October 18, 2010

Sean From White Zombie Writes Tell All Book

We spoke to bass legend Sean Yseult about her new book, below is an excerpt from our convo. Go pick up her book its an amazing read.

Sean, you were one of the founding members of the band WHITE ZOMBIE — and played bass in the band for over decade. Needless to say, WHITE ZOMBIE was very successful. I understand that you plan to release a book, titled "I'm In The Band", that contains tour diaries, a collection of photos, and other information that details your years as a member of WHITE ZOMBIE. Can you tell us about the book and your motivation for writing it? For example, is part of the motivation to give credit where credit is due as far as the band lineup is concerned?

Sean Yseult: That is a huge part of the book — I actually reconnected with almost all of the past members of WHITE ZOMBIE and asked them to write a piece to go in the book. Whether that was their first impression of WHITE ZOMBIE, their experience within the band, or a few funny tour stories, it was entirely up to them.

I not only want to give credit where it is due to all of the band members who contributed in one way or another, but also to all of the people who helped us along the way — I have pages written by our first record producer, Daniel Rey, our first guy that booked us in the East Village, Steven Blush, our A&R guy who signed us to Geffen, the list goes on.

Part of my motivation in creating this book was hearing from our fans once our box-set came out — they were very upset upon opening it up to find not one liner note or note of reference about the band at all. When we broke up we disappeared, there was no farewell or fanfare, no chance to connect with our fans one last time. The box-set should have been our final word to the fans, but it said nothing.

When I started looking through all of the boxes of WHITE ZOMBIE things I had saved — photo albums, tour diaries, back stage passes, etc., so many memories came back and I felt like I had quite a story to tell, with quite a lot of visuals on hand to illustrate it. Having started off as a photo major in art school, I almost always had a camera around, so I have photos of us from day one until the very end!

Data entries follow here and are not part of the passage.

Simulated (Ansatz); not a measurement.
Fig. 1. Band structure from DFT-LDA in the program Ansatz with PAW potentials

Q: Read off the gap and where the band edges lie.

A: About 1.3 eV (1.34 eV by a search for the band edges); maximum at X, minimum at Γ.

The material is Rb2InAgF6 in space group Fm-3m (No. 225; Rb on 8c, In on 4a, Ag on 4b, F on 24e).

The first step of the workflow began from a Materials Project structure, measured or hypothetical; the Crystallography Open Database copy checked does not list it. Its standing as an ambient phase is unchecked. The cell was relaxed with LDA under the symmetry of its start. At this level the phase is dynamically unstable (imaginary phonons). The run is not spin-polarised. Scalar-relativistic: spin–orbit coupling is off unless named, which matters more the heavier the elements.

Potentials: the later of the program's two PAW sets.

 Speaking of WHITE ZOMBIE, I understand that when the band started to reach mainstream success you made the decision — or at least brought it up to Rob Zombie and the other members of the band — that it was vital to move from New York to Los Angeles. If my sources are correct it appears that said move was the best move for the band financially at the time and also secured the band from being dropped from Geffen — which may have put the band back at square one, so to speak. Thus, one could say that if you had not had the intuition to instigate that professional leap the band known as WHITE ZOMBIE may have not been as known as it is today. It was a pivotal decision. That said, how deeply involved were you with the direction of the band both creatively and professionally?

Sean Yseult: We were all deeply involved in the direction of the band creatively and professionally at the time, it was all four of us living together, living, eating, breathing and sleeping WHITE ZOMBIE. Rob and I made all of the decisions creatively and business-wise, but we were really a band, especially when we wrote music. This was up until and during "La Sexorcisto" being released.

While we were touring that record for two and a half years — Rob and I broke up. At that point he started making decisions without consulting me or J., as in getting a hired hand to write techno tracks, then having me and J. try to riff over them — not the most inspiring way to write! This went down for a couple of soundtrack songs, and was a drag. With the next full album, "Astro-Creep", some of these extra techno tracks are there but more artfully worked into our songs, and I don't mind it as much.

 Not to dwell on your years in WHITE ZOMBIE — but I must ask the following. As a fan of the band I must say that I was kind of thrown off when remix albums were released. The trendy dance tracks did not really mesh well with the underground grit that one expects from a band like WHITE ZOMBIE — it kind of took away from the visual and musical feel of the group in general. It left me thinking, "Where the hell did that come from?" I won‘t deny that the CD I had was donated to Goodwill. Please don't take offense — but did you have any direct involvement with that choice at all? Considering what you have already said — what did you think of that direction in general?

Sean Yseult: Take offense? Are you kidding? I was disgusted by that, and have never even listened to it. Super Sexy Swinging Bullshit! I had nothing to do with that. I don't even remember being informed of it to be honest. Management probably thought it was a good idea to cash in, but had to have had Rob's approval at the very least. Rob seemed to like dance and techno, he kept trying to take us in that direction and went full on when he did his own solo record — I think this is pretty obvious upon listening.